Getting reliable data

Reliable data is hard to come by for almost anything connected with information security. There's little data that accurately quantifies information risks and how effectively information security technologies mitigate these risks. This makes it very difficult to make informed decisions about what security products to use.

One of the few sources of such data is the CSI Computer Crime & Security Survey, a survey that's done each year by the Computer Security Institute. This survey can give you an idea of how many security incidents the typical company experiences in a year and the average losses experienced due to security incidents. It also tells how widespread certain security technologies are. Unfortunately, the CSI reports don't talk about the correlation between losses and the use of security technologies. That's what I'd really like to see.

For example, 94 percent of businesses run a firewall and 13 percent reported having their systems penetrated. What would be interesting is the correlation between these two numbers. Do the businesses that don't run a firewall account for more than their share of the total number of penetrations or not?
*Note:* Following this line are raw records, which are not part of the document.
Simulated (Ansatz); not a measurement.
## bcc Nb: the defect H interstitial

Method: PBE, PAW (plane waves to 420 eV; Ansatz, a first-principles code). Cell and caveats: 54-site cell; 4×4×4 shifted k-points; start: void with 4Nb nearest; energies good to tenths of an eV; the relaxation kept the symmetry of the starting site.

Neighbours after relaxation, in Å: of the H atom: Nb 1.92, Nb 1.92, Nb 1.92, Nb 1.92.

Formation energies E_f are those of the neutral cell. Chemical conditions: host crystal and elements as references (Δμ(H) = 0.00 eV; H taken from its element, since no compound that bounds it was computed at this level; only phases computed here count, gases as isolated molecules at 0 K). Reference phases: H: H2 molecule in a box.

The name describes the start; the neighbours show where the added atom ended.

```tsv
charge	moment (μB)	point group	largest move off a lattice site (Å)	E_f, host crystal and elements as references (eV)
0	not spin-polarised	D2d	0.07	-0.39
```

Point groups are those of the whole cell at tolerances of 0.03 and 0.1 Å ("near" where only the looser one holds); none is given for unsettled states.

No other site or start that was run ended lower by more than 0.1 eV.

Similarly, 53 percent of business report encrypting data at rest, and 17 percent reported losing sensitive customer data. Of those who encrypted data at rest, how many lost sensitive data? This could happen, for example, if data is encrypted in a database, but it's not encrypted outside the database. If that's the case, then the data is still vulnerable to being lost when it's pulled to a laptop or burned to a CD, because database encryption stops protecting data once it leaves the database.

So the CSI seems to be a good position to offer provide information on the effectiveness of security technologies. They have the raw data that they can estimate the necessary correlations and conditional probabilities from their data. Maybe they'll add this information to future reports.